The Board of Directors may be convened at any time provided that all members are notified.  Meeting quorum is one more than half the number of all members. Resolutions are adopted by majority vote of the members present at the meeting.

If a post is vacated in the Board of Directors due to resignation or other reasons, alternate members must be appointed in the order of votes received at the General Assembly. 

Duties and Powers of the Board of Directors

The Board of Directors fulfills the following duties.

1- Representing the Association or authorizing one or more members or third persons to do the same,

2- Making transactions related to the income and expense accounts, preparing the turnover of the next term and submitting to the General Assembly,

3- Preparing regulations for Association activities and submitting to the General Assembly for approval,

4- Upon authorization by the General Assembly, purchasing immovable property, selling movable and immovable properties, commissioning the construction of buildings and facilities, and establishing pledges, mortgages and rights in kind in favor of the Association,

5- Ensuring with the power granted by the general assembly that the procedures regarding the opening branches is performed,

6- Ensuring the association branches to be audited and when deemed necessary, discharging branches' boards of directors,

7- Ensuring branches to be opened where necessary,

8- Implementing General Assembly decisions,

9- Preparing an annual report consisting of the balance sheet or operating statement of the Association and the activities of the Board of Directors for every year of operation at the end of the operating year, presenting this report to the General Assembly when convened,

10- Ensuring the budget to be implemented,

11- Resolving on accepting and expelling members to/from the association,

12- Adopting and implementing any resolutions, to fulfill the purpose of the Association,

13- Completing other duties specified in the charter and exercising the powers therein

Composition, Duties and Powers of the Audit Commission

Article 11- The Audit Commission consists of 3 (three) primary and 3 (three) alternate members, and is elected by the General Assembly.
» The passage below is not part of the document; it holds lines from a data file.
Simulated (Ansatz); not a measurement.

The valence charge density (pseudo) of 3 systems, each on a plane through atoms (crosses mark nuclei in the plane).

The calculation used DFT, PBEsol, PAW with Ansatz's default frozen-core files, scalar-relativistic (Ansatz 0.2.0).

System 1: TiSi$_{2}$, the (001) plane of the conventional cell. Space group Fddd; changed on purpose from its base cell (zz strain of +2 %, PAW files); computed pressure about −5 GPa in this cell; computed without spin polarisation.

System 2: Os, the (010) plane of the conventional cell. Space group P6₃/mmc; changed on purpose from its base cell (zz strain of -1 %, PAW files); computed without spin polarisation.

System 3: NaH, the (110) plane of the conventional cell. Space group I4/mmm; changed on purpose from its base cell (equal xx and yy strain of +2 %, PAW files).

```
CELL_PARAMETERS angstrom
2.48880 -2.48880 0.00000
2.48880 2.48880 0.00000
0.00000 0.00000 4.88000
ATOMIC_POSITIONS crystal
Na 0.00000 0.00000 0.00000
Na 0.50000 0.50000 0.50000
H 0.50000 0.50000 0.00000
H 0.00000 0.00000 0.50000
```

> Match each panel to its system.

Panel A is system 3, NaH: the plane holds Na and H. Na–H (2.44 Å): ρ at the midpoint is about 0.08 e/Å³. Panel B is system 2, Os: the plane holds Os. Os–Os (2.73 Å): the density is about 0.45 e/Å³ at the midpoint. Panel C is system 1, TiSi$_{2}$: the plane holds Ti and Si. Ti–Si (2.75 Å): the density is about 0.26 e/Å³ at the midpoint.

If a post is vacated in the Audit Commission due to resignation or other reasons, alternate members must be appointed in the order of votes received at the General Assembly.

Duties and Powers of the Audit Commission

The Audit Commission inspects whether the Association works in line with activities defined for the fulfillment of its purpose, and whether the books, ledgers and records are kept in accordance with laws, the constitution and regulations pursuant to the guidelines and procedures defined in the constitution and regulations and at intervals of no more than one year, and submits audit results to the Board of Directors and the General Assembly when convened.

The Audit Commission may call for the convention of the General Assembly when required.

Incomes of the Association

Article 12-Incomes of the association are counted as follows.

1- Membership fees: The General Assembly has the right to increase or decrease membership fees and to define entry fee.

2- Branch fee: 20% of membership fees collected by the branches are annually transferred to the headquarters to meet general expenses of the association.

3- Donations and grants by real persons and entities,

4- Incomes obtained from activities including meetings, excursions and entertainment, performance, concert, sports contests and conferences,

5- Incomes obtained from the assets of the Association,

6- Donations and contributions to be collected in accordance with fundraising legislation’s relevant provisions.

7- Incomes of commercial activities undertaken by the Association in order to provide funding to the fulfillment of its purpose.

8-Other incomes.

Bookkeeping Principles and Procedures of the Association and Books that Must be Kept *

Article 13-Bookkeeping Procedures;

Bookkeeping is performed in the association according to the operating account. However, of 500.000 YTL for 2005, bookkeeping is performed according to the turnover by starting from the following accounting period.

If the turnover account is preferred, in case of decreasing below the bookkeeping limit according to the turnover basis in consecutive accounting period, operating account can be used from the following year.

Without limiting with the above mentioned limit, bookkeeping can be performed as turnover basis by the decision of the board of directors.

In case of establishment of the commercial enterprise of the association, bookkeeping is also performed for this commercial enterprise according to the Tax Procedure Law.


The books and records of the Association will be kept to the principles and methods specified in the Regulations of Associations.

Books to be Kept

The following books shall be kept by the association.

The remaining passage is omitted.